In MKE Music Rewind we revisit notable Milwaukee music that was released before Milwaukee Record became a thing in April 2014. In this installment: John The Savage’s self-titled 2012 album.
There are certain Milwaukee bands who possess the uncanny ability to transport listeners to another place and time. For me, John The Savage is absolutely one of those bands. Within nanoseconds of hearing a song—literally any song—by the genre-melding sextuplet, I’m suddenly whisked away to the back room at Frank’s Power Plant, the upstairs of G-Daddy’s BBC, or Mad Planet before it exclusively hosted dance parties.
I’m drinking a Louie’s Demise, a Lakefront White, or maybe giving the newly rebranded Schlitz another try before reverting back to High Life because bottles are $3 tops. People are smoking inside and I hate it. If I didn’t score a ride or appoint myself the designated driver, I’ll try to get a taxi home after the show, which will ultimately fall through and leave me to sober up at Midwest Diner or Ma Fischer’s. It’s any weekend in the late aughts or the early 2010s and John The Savage is the soundtrack.
While John The Savage was a touchstone of a very specific time in Milwaukee music, I honestly think they could’ve existed and thrived locally at any point in the last 40-plus years. Had they been around 20 years before their heyday, they could’ve easily shared a bill with Wild Kingdom. If the band started today, they might even be considered a grimier Midwest complement to Geese. With a catchall “indie rock” foundation, John The Savage ably integrated elements of psych, punk, and even dashes of classical-tinged and spaghetti Western-inspired instrumentation to forge something wholly original and altogether special.
In 2007, vocalist and multi-instrumentalist Michael Skorcz enlisted musically inclined roommates and other friends in the local scene to join him on a new and decidedly different aural adventure. The following year, John The Savage’s debut album, Kitchen Voodoo, was released. Between the impressive cast of members, the eclectic range of influences and sounds they employed, and the feeling of controlled chaos that permeated their live performances, word spread and John The Savage quickly ascended to local music ladder.
Apart from some brief and sporadic touring, this incomparable outfit primarily existed as not-so-well-kept secret amongst Milwaukeeans. There were some notable local support slots—opening for the likes of Electric Six, Cursive, and Detroit Cobras—through the years, but beyond that small handful of quasi-significant opportunities, John The Savage existed and flourished in the back rooms of bars and on two-foot-tall stages of small Milwaukee clubs playing to a few dozen captivated souls who were fortunate enough to recognize what they were watching.

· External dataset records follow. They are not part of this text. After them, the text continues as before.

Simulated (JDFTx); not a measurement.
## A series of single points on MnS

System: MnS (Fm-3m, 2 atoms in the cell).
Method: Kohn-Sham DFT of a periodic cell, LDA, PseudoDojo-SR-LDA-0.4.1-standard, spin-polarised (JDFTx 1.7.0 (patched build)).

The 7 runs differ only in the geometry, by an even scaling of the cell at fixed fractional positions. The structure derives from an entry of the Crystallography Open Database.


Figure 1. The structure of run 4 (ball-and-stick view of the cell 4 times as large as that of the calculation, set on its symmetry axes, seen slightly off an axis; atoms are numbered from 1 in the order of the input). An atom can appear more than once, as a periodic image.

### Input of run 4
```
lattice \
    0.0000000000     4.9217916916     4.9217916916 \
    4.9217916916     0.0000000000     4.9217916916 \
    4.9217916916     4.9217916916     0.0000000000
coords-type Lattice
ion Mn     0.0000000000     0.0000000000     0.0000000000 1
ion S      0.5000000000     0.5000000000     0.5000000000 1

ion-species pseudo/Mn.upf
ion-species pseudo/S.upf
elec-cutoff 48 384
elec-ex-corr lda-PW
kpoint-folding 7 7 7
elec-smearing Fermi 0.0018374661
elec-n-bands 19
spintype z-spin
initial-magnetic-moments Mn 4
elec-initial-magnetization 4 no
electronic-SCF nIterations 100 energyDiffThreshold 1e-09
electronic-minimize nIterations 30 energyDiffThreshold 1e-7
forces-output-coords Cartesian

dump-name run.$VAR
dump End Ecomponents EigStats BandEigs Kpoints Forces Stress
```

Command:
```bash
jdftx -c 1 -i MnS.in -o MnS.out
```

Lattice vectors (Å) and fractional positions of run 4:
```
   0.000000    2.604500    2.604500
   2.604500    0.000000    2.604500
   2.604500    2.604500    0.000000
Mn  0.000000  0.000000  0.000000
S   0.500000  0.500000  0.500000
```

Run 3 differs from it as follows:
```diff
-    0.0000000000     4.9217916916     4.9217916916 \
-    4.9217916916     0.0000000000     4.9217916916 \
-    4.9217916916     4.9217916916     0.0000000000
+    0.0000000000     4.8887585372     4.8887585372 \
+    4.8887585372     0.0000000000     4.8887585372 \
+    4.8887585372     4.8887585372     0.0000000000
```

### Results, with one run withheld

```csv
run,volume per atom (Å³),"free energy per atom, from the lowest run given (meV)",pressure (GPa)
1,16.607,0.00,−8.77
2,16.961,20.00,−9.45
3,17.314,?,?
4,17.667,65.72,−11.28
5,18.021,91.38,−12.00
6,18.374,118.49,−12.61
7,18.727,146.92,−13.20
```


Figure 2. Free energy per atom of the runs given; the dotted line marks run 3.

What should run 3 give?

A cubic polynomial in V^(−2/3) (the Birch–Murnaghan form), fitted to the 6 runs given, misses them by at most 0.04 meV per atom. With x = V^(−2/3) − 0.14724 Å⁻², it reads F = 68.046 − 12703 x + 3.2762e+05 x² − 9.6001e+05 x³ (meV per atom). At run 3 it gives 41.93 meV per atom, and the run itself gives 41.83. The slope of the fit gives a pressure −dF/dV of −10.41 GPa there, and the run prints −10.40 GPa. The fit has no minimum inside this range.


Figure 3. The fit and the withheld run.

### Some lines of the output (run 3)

Talk to Milwaukee music fans of a certain age for long enough and John The Savage is bound to come up at some point. Bands come and go, but projects composed of 20-somethings accenting abrasively art-y indie rock with accordion, cello, synth, piano, upright bass, trumpet, and auxiliary percussion—all executed with beyond-their-years musicianship—have a way of sticking with you. Skorcz’s ability to build and topple worlds in a span of three to eight minutes with dark-yet-poignant lyricism and a harsh, emotive howl that landed somewhere in the valley sitting between Tom Waits and Mike Patton has a way of sticking with you.
As different as John The Savage was, their end was similar to that of many of its contemporaries. Members embarked on other projects, including Skorcz, who toured with a later officially joined Jaill. Live outings dwindled, production slowed, and other aspects of individual members’ lives got in the way. The writing was on the wall. As Skorcz told Journal Sentinel‘s Piet Levy in the days leading up to the band’s conclusion, “If we couldn’t really give it our all, I wouldn’t really want to do it at all.”
In 2012, mere weeks before calling it quits, the band released its second, final, and all-around greatest album. The self-titled John The Savage was the product of four years worth of writing, live workshopping, and recording. It’s also the only release in which all members had a major hand in the songwriting process. The time, attention, and collaboration are all apparent throughout the nine-track, 50-minute effort. I’ve said it all before; it covers so much sonic terrain of a glorious, at times garish world the band carefully constructed and set to tremendous music. At the risk of oversimplifying things, it’s just awesome.
If you weren’t there in to see it at the time, rest assured that John The Savage (and especially its self-titled swan song, John The Savage) still absolutely holds up. It might not be able to transport you back to Milwaukee circa 2010, but it’s worth a shot. Even if it doesn’t, you’ll be enjoying an exceptional album from an irreplaceable band in local music.